Together We Read: Rotary and Save the Children Partnership District 7730
Beginning in June 2018, Rotary and Save the Children have been developing the concept for a pilot partnership. In the United States, Save the Children works to give the most under-served, and hardest to reach children the best chance for success. One of their programs is an early learning intervention that helps prepare the youngest, most vulnerable children for school success.
The partnership connects local Save the Children programs with Rotary clubs and districts to build awareness and support for programs that close the academic achievement gap and increase literacy rates in rural communities through research-based early learning programs.

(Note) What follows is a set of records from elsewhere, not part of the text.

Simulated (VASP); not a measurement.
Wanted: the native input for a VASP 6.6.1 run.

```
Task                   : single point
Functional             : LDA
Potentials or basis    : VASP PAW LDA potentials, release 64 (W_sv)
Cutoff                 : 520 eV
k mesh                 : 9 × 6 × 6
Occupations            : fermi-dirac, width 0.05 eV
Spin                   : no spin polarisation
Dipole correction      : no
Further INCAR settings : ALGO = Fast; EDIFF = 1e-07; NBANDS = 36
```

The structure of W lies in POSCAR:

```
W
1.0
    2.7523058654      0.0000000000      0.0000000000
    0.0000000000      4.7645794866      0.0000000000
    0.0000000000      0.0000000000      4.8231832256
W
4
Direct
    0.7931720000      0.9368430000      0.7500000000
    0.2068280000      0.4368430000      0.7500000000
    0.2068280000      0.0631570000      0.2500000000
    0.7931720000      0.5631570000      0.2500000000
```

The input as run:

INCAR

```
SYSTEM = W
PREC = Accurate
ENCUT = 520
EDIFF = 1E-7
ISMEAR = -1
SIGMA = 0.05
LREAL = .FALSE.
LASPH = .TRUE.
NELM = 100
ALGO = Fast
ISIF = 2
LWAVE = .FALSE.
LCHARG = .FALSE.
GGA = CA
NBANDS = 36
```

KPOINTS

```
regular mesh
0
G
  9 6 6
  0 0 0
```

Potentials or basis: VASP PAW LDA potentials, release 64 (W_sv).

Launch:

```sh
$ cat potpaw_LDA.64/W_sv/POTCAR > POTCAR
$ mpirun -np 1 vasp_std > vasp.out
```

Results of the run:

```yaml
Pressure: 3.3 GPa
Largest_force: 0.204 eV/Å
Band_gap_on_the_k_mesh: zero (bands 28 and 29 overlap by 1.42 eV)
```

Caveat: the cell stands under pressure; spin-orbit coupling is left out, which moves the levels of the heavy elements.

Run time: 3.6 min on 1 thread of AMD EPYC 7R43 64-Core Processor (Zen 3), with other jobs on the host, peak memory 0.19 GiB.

The partnership unites local early childhood organizations (local Smart Start funded nonprofits, literacy coalitions, libraries, child care resource and referral agencies, etc.), Save the Children’s expertise in child literacy programs, data collection and outcomes measurement with Rotary’s expertise in advocacy, connecting community leaders, developing and implementing literacy projects and driving public awareness and fundraising efforts – all with the aim of measurably increasing education outcomes for young children living in poverty.
WE KNOW THE NEED
Our President Elects and Nominees heard at PETS in March 2019, about this opportunity to bring additional resources and focus to our District to support Literacy efforts that in most of our 8 Areas is already happening. If you peruse the District wide data that was sent with the literacy data across the 14 counties in our district, we have much to gain for our children and our communities with some additional resources at no cost; just time and coordination.
- Research shows that, for at-risk children, the academic achievement gap starts early and can be measured in babies as young as 9 months old. A child’s brain is already 80% formed by age 3; 90% by age 5.
- Young children who don’t have access to high-quality preschool or early education are 25% more likely to drop out of school, 40% more likely to become teen parents, 50% more likely to be placed in special education, and 60% more likely to never attend college.
- Low-income children often live in households with no books or early learning resources. Early language and literacy development is a key school-readiness factor. But by age 3, the average child in low-income households knows fewer than half as many words as children in high-income households.
- James J. Heckman, University of Chicago professor and Nobel Prize winner in economics, has found that every dollar spent on high-quality, birth-to-five programs for disadvantaged children delivers a 13% annual return on investment.
HOW WE ALIGN
This partnership not only embodies Rotary’s new vision and commitment to take action to create lasting change, but it also lends itself to supporting Rotary’s basic education and literacy efforts. Participants in this program will help Rotary create a model for future basic education and literacy projects that other clubs could implement. The program would also provide Rotarians with the opportunity to both measure and increase impact in their local communities, build closer relationships with community leaders to support a common cause and enhance Rotary’s image as an organization that takes action to address needs within the community.
From Rotary’s perspective, this pilot program could also increase public awareness of Rotary, create greater local club impact and enhance engagement among our members.